Hellaby Holdings is pursuing two or three possible acquisitions as it looks to make use of a growing pile of cash.
The Auckland-based investment company could have as much as $75 million available after selling yesterday its remaining 19.85 per cent holding in NZ Wool Services International to Woolpak Holdings for $6.9 million.
Hellaby chief executive David Houldsworth said yesterday the acquisitions being considered were small – in the $5 million to $6 million range. They were businesses that could be added to existing Hellaby operations.
Trying to buy bigger assets these days meant competing with private equity operators prepared to pay higher prices, he said.
“We’ve just got to place ourselves in areas they are not looking at,” he said.
The sale of the WSI holding follows last month’s $13.6 million divestment of retail menswear chain Rodd & Gunn and last week’s $55 million capital notes fundraising.
Hellaby also has some surplus properties on the market that could collectively fetch up to $5 million.
Mr Houldsworth was pleased with the price fetched for the WSI stake, which was $1.3 million more than its valuation on Hellaby’s financial books.
“WSI is an excellent company operating in a key sector of the New Zealand economy – wool scouring and exporting – but the investment no longer fitted with Hellaby’s strategic direction.”

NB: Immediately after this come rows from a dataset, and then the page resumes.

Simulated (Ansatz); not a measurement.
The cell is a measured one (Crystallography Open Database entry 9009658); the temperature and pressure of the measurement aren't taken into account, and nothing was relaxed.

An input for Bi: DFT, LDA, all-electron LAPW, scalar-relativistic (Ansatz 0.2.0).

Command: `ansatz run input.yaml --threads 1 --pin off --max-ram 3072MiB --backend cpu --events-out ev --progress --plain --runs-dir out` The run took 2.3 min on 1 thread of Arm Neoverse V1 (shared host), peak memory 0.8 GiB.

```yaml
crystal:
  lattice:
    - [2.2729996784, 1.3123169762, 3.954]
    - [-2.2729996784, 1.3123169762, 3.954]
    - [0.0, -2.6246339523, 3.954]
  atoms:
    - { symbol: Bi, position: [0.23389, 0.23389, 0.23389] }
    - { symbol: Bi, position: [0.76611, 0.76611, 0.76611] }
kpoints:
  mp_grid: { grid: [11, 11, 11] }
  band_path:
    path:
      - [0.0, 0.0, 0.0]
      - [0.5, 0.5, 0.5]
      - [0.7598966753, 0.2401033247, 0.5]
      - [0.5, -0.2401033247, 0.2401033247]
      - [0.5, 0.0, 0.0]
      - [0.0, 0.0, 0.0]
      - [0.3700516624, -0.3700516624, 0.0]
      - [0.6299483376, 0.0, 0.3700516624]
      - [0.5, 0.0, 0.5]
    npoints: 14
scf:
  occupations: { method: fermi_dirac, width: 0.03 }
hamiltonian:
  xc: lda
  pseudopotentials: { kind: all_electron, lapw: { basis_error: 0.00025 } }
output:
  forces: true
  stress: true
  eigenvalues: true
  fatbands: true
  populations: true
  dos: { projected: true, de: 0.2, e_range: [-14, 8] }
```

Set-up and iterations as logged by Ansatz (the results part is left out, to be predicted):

Hellaby’s assets include the Hannah’s shoe business, 80 per cent of Number 1 Shoe Warehouse, BBQ Factory, Diesel Distributors and Brake & Transmission.
For the six months to December Hellaby made an after-tax profit of $9.3 million, down 9.7 per cent on the same period a year earlier.
Its last detailed forecast of earnings for the full year was for profit to fall between 5 per cent and 10 per cent below last year’s $19.9 million underlying profit.